I Have $240 To Prove It
At io9, Robert T. Gonzalez tells us why wine tasting is bullshit (via John Gruber):
There are no two ways about it: the bullshit is strong with wine. Wine tasting. Wine rating. Wine reviews. Wine descriptions. They’re all related. And they’re all egregious offenders, from a bullshit standpoint.
I know wine tasting is bullshit because I have $240 to prove it.
A few years ago my friend had a wine tasting party at his upper east side apartment in Manhattan. Every person/couple was instructed to bring $20 and a bottle of red wine. When we arrived at his place, he took our coats, our $20 and our bottle of wine. He then wrapped our wine bottles in silver wrapping paper and set it on the table with all the other wine bottles.
Wait, let’s rewind a bit.
On our way to the party my wife and I stopped at a wine shop in our upper east side neighborhood (owned by our next-door neighbor in our apartment complex) Vinyl Wine. It’s still on Lexington Ave.
When I walked into the shop, I told the girl working where I was going and what I needed. I told her what I was looking for wasn’t the best wine in their shop, but the one that everyone would like.
She pointed me to two different bottles she said were very popular. Since I’m a graphic designer, I made the executive decision to pick the one with the best looking label design.
The bottle I chose was $13.
I paid and my wife and I jumped into a cab an cut through Central Park to my friend’s apartment.
Now let’s fast forward a bit.
So my friend made the wine tasting special. He had first prize (the pot of money), second & third places even got some gift certificates and bottle openers. He gave out score sheets to rate each bottle on, based on the Robert Parker rating system. He had a spittoon. The whole thing was awesome.

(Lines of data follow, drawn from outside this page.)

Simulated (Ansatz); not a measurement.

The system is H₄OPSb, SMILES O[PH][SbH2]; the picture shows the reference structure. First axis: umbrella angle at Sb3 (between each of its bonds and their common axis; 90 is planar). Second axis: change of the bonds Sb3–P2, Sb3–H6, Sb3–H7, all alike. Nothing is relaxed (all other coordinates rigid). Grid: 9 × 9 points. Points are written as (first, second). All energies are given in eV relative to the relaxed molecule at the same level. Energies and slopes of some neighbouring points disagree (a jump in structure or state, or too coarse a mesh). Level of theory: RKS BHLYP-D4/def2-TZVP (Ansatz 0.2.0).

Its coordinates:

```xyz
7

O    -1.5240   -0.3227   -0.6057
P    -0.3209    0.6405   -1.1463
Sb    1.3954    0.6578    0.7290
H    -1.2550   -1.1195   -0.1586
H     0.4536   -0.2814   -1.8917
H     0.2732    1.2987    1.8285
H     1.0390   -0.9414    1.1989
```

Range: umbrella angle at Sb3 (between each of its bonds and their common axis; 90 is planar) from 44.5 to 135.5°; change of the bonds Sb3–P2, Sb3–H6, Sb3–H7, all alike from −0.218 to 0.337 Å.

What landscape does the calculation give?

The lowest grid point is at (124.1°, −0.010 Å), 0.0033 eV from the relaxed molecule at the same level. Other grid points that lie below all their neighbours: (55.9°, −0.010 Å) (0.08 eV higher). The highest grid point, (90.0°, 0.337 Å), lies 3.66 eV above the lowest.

My wife and all my friends and I took the wine tasting as seriously as you can take a wine tasting. Under everyday circumstances I can’t tell a Cab from a Pinot Noir, but during a wine tasting, it was easier for me to detect the nuances between different wines.
My friend, the host, donned in his apron, collected our score papers and went through every bottle’s score. There were 12 bottles and my wife and I kept expecting our shitty $13 bottle to be named. Bottle after bottle going down, but not ours. How is this possible?!
Finally our bottle was named. The last one.
We had taken the Pepsi challenge against 11 other bottles,ranging from $15 to $45 bottles. Ours won, the cheapest bottle.
So yeah, wine tasting is bullshit.
The taste of the wine you’re drinking should be what matters to you. Or the artwork on the label. Or the story behind the winery and how they came into being. Just don’t let anyone tell you the wine you like isn’t a good wine.
If you like it, then it’s a good wine.